By Dan Molinski 

Panama and a consortium of construction firms led by Spain's Sacyr SA signed a final agreement Thursday that settles a monthslong dispute over massive cost overruns on a multibillion-dollar project to expand the Panama Canal.

The final deal, which includes $400 million that an insurance firm could unlock to help fund the remaining construction, comes two weeks after both sides reached a preliminary deal that allowed for much work to resume on the $5.2 billion expansion project. With 30% of the work left to be done, the project is expected to be finished by the end of next year, providing a wider passageway that will allow bigger ships can fit through and Panama can sharply increase its revenue from ship toll fees.

A spokesman for the consortium, Groups United for the Canal, or GUPC, confirmed in an email that it and the Panama Canal Authority, an agency linked to the government that operates the 50-mile waterway, both signed the agreement Friday to end the acrimonious dispute that became public at the start of this year when the construction firms threatened to walk off the job if not paid $1.6 billion for cost overruns.

Panama refused to pay up, saying the contract stipulates that bills for such overruns should be sent to an independent body that decides which side should pay it. It said it was willing to hire new contractors if the consortium decided to leave the project.

But after more than two months of wrangling, a deal was finally reached. The final accord is little changed from the preliminary agreement made in late February. It calls for each side to put up $100 million to allow for work to return to its "normal rhythm" and be completed by December 2015, the canal authority said.

Panama said another $400 million would come from Zurich Insurance Group, which earlier in the contract issued that much in so-called surety bonds. The bonds are normally used when a contract is broken, allowing a party to make a claim on the bonds to recover losses.
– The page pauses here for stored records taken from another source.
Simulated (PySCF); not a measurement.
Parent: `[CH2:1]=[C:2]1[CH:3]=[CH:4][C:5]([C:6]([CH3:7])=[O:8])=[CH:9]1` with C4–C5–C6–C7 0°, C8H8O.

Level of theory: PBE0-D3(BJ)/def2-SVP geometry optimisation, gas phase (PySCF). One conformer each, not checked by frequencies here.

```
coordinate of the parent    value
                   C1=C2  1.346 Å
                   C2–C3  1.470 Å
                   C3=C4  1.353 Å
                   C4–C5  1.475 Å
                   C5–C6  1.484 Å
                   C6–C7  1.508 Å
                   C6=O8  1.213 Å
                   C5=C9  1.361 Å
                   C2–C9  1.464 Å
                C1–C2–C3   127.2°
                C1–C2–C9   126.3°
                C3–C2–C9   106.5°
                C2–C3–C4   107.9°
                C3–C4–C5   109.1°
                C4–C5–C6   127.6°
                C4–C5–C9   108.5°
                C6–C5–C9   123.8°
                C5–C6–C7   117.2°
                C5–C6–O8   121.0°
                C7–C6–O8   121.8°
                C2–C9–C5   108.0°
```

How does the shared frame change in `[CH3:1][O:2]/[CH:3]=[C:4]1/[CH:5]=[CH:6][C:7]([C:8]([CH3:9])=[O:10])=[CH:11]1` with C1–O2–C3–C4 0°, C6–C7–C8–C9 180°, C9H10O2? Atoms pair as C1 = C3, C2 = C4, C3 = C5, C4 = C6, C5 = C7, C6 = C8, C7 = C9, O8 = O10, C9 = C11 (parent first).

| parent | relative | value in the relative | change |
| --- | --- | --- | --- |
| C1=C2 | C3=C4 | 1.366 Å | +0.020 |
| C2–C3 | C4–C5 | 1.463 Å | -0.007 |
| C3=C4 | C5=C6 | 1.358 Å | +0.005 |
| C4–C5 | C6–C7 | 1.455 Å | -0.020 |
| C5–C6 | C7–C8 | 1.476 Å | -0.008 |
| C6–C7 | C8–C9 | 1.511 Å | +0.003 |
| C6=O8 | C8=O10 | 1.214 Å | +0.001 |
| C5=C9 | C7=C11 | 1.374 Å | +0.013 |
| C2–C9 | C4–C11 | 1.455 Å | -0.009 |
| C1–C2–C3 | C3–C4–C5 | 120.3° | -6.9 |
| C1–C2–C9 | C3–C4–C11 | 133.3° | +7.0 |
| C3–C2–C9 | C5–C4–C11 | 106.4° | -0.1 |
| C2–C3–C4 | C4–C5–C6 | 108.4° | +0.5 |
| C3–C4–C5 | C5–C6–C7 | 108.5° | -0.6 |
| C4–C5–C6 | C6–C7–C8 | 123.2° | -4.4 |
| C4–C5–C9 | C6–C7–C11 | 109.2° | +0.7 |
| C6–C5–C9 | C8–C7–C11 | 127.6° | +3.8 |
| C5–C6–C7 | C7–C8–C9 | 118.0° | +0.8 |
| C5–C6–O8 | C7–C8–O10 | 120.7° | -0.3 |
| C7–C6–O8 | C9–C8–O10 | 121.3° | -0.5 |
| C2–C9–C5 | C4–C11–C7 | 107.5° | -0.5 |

Zurich, in an email, confirmed it signed Friday's final accord, though it didn't provide exact numbers or provide details on how it would be involved in the funding.

"Zurich worked diligently with the canal authority and GUPC to reach an agreement on the matter and fortunately the two sides have had a successful negotiation," the insurance firm said. "We congratulate both of them on effectively reaching a favorable outcome. Zurich was glad to have played a role in a solution."

The work on the 100-year-old waterway, which connects the Atlantic and Pacific oceans, began in 2007 with the overall cost pegged at $5.2 billion. The purpose is to widen and deepen the canal, given that many of today's vessels, including oil tankers and many container ships, are too big to fit through the canal's narrowest, 110-foot-wide stretches.

With the project's completion, Panama may be able to quadruple its more-than $1 billion in annual revenue from toll fees. The U.S., which built the canal in 1914 and is the passageway's biggest customer, also is expected to benefit, as a wider canal could allow it to start exporting liquefied natural gas, or LNG, to Asia from ports in the eastern U.S.

The expansion work was mostly going according to schedule until early January when GUPC demanded the additional $1.6 billion for its portion of the undertaking, a $3.1 billion project to build a third set of locks on both ends of the canal. The consortium is 48%-controlled by Sacyr, and 48%-controlled by Italy's Salini Impregilo SpA. A Panamanian firm and a Belgian company make up the other 4%.

The deal announced Friday also gives GUPC additional time, in some cases until 2018, to repay $784 million in advance payments made to the consortium by the Panama Canal Authority.

While funding for the project announced in the deal Friday allows for construction to continue, it doesn't resolve the initial dispute over the $1.6 billion in cost overruns. That will be decided by independent arbitration panels over time.

In a statement, Sacyr, the lead contractor, said it "is confident arbitration will back up the consortium, because the demands we made our fair."

With the project's eventual completion, Panama's more than $1 billion in annual revenue from toll fees could expand to nearly $4 billion, with the very largest ships being charges close to $1 million per passage. The U.S., which built the canal in 1914 and is the passageway's biggest customer, also is expected to benefit, as a wider canal could allow it to start exporting liquefied natural gas, or LNG, to Asia from ports in the eastern U.S.